I am pretty interested in ripping and editing Sprites.
I am fully able to with NES, SNES, GBA and Neo-Geo sprites, but now I wantto move on to NDS.
In every NDS rom I see .bin and .dat files in which I presume are the sprites of the game, but I am unable to open them.
does anyone have any idea hwere I can find a .bin/.dat converter so that I can open them with a graphic/tile editor?

thanks in adavnce.

PS: I am using Tahaxan to open and extract the files.
Ryusui
Guest
« Reply #1 on: November 29, 2008, 05:26:37 am »

Extensions are just a matter of convenience.

Imagine a DS ROM as an abandoned general store in a post-apocalyptic wasteland. Sometimes you get lucky and the cans are clearly marked: you've got ham here, beans there, carrots in another, and so on. Other times you're not so lucky, and the cans all look exactly alike. They contain the same kinds of things that the marked cans have in them, but the only way to find out which ones contain what is to open 'em up and see what's in them.

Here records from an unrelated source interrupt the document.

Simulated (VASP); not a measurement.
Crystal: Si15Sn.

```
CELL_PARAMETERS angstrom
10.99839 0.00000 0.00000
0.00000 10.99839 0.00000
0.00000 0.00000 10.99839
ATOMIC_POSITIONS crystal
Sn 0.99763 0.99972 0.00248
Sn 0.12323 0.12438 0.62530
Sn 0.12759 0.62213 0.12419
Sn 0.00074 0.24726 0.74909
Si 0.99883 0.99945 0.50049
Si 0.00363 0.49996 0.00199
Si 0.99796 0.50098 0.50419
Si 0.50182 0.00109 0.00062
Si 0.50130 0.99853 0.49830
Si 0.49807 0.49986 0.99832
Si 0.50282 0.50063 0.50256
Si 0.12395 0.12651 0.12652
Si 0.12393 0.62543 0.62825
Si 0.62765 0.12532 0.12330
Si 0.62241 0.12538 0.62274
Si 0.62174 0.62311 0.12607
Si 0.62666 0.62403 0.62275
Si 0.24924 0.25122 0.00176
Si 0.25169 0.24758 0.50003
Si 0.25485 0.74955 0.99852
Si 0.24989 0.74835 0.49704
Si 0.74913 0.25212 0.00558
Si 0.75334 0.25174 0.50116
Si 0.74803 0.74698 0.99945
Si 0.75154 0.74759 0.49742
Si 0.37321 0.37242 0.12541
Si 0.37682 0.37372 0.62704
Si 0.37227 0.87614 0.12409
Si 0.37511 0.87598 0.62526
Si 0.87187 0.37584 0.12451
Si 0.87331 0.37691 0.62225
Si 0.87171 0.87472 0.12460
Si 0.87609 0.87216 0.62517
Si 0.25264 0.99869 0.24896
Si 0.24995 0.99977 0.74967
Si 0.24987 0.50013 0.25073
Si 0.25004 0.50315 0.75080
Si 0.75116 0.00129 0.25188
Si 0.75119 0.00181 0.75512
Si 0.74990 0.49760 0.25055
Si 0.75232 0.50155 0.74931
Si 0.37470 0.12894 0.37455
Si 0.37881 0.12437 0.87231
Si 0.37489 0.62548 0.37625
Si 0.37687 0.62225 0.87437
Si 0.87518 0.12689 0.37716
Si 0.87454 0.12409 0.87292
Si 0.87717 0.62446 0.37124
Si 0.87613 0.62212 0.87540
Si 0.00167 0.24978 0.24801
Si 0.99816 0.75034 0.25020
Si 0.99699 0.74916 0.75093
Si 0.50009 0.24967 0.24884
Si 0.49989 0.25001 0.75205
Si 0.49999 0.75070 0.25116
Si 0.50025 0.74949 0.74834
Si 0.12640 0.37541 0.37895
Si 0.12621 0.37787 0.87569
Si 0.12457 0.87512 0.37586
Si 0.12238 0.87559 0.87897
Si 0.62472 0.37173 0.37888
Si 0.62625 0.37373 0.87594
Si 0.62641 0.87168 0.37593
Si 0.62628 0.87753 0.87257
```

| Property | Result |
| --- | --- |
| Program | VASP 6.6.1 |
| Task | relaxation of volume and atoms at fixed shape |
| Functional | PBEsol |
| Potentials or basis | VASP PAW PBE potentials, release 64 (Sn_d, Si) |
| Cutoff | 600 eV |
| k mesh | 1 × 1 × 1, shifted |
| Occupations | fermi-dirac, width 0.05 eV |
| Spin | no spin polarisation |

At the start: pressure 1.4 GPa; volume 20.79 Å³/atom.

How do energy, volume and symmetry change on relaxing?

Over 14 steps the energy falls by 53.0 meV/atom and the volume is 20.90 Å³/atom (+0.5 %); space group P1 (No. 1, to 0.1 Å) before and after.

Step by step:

Over-the-top imagery aside, the point is that those .bin files will open just fine in a graphics editor; it's just that the ones that contain graphics haven't been helpfully signposted by the game's developers. Make sure you set the codec properly; most graphics will be in 4bpp or 8bpp GBA format.
Mellie-Master
Guest
« Reply #2 on: November 29, 2008, 06:48:04 am »

thank you!  Cheesy

I can open it with Rom Graphix, but it shows up all wierd and greyscaled.
does anyone have a tutorial on how to use ROM Graphix or is it just click and guess?
Ryusui
Guest
« Reply #3 on: November 29, 2008, 01:15:25 pm »

I'd recommend Tile Layer Pro or Tile Molester myself. TM is the more advanced and feature-packed of the two, but it's persnickety in some odd ways. But then, I've never touched Rom Graphix, so I don't know if it's better or worse.

It's going to appear "all weird and grayscaled" because the graphics data doesn't include color data. It's palettized. It's like a paint-by-numbers game: the graphic data indicates which colors out of the palette are supposed to be displayed, not the colors themselves. (This is where the term "palette swapping" comes from: if you want a green Mario or a Player 2 Ryu, you don't need two different sprites: just display the usual sprite with a different palette.)

There's nothing stopping you from editing the graphics anyway, but it's possible, with some work, to dump the appropriate palette using an emulator (or find it in the files you're trying to edit) and load it in your editor of choice.